He studied hard at school as he felt that good grades could free him
from the farm. “I was motivated to get out of home. I didn’t want to be
the 30 year old showing up at local football games.”
Already a wordsmith, he enrolled at university to study journalism but
found he hated it from day one! He transferred to a Jesuit college where
he studied Philosophy for four years, and avoided evening mass for the
same period of time. Part of the reason that philosophy attracted him
was its inherently nebulous nature. “The farm had turned me off
practical things.” The other reason was an innate ‘need’ to avoid
‘selling out’ to the accepted cultural norm of the day: “The house in
the suburbs, the wife and family and the nine to five daily grind.”
As his four year BA course, majoring in Philosophy, came to a close, he
noticed a poster on campus for the Japanese English Teaching (JET)
program and decided to look into it. Up till that time he had never been
overseas and did not even have a passport. However, with his hot off the
presses BA and travel documents he found himself flying business class
to Japan. “I was 22 years old and felt like I’d won the lottery!”
The JET experience dropped him into the Japanese countryside, where
nobody spoke English. This was total immersion for Court. He was the
only foreigner and he had to pick up the basics or starve. He more than
survived, and after two years decided that he should get some recognized
qualifications in Japanese, to add to his BA, so spent the next two
years in Tokyo taking a Masters degree in Japanese. As Tokyo is an
expensive city, he continued part-time teaching to pay the bills. This
was teaching for a yen, rather than a yen for teaching!

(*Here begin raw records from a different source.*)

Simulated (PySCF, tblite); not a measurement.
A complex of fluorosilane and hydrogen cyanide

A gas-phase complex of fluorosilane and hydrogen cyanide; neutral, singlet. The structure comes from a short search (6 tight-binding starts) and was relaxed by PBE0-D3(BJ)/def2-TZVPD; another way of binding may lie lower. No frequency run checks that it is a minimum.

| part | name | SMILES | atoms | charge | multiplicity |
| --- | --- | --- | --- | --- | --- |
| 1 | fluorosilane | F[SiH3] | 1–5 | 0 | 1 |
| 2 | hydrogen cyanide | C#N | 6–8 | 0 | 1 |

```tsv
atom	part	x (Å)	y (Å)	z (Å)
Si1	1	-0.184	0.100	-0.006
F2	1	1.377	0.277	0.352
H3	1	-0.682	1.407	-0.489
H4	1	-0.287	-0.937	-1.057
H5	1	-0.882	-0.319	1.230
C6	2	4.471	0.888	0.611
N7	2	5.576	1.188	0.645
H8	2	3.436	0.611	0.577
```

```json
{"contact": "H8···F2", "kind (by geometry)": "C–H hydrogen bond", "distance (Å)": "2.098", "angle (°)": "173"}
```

Now away from home for four years, or from America at least, he returned
to the US. But he didn’t fit too well in Nebraska. Buying a car with the
lump sum pension he received from Japan, he drifted around the US, but
it was the same story. “I suppose I didn’t try too hard, but I didn’t
adjust too well. I guess I wasn’t done going out and about and seeing
things. I just wasn’t ready to go back.”
He had experience of Thailand, having spent some holidays here and he
had several American friends who were living in the Kingdom. A return to
Japan was ruled out as being too expensive a destination. “Japan’s
great, but it is too hard to live there.” So with the encouragement from
his friends, who had also decamped from Japan, he arrived in Bangkok. “I
came over for a year tops, and that was three years ago.”
He had little money, and knew he had to find employment in the three
month window that his visa offered, but found that teaching positions
were easy to find. The irony of this was not lost on Court. “I got the
job I rejected in the States. Wearing a tie and working nine to five.”
Wanting out of Bangkok, he took a teaching position with a technical
school in Chonburi and settled into Bang Saen. He settled in more ways
than one, meeting a young lady and seven months later he was married.
“This was a contributory as to why I’m still here!”
After two years in the technical college he heard about the position
coming up at the Marriott Resort and Spa in Pattaya. This was to be the
manager of the Self Access Center (SAC), a resource facility in which
the Marriott staff can improve their English. Being manager of the SAC
has also taken Court into the fields of training and development and PR,
and even overseeing the English language in the menus. This is turning
out to be much more than a tie and nine to five. He is also fortunate in
that the dress for the Marriott features Nehru collars and no tie!
In his spare time he writes short stories and hopes to publish these one
day in the future. He also finds he enjoys driving through the
countryside. He is discovering an affinity for the soil! The farm boy
finally emerging?
If you would like to read some of Court’s short stories, just ‘google’
the name Court Merrigan, and you will get a representative sample.
“About Ai” is an insightful piece written by Court about a young
Japanese girl finding her own rebellious way within the rigid Japanese
family culture. In some ways there are aspects that mirror the thoughts
of the contrarian author. Court Merrigan will, however, make it ‘home’,
something that Ai never did. All that remains is for Court Merrigan to
find where that ‘home’ really is.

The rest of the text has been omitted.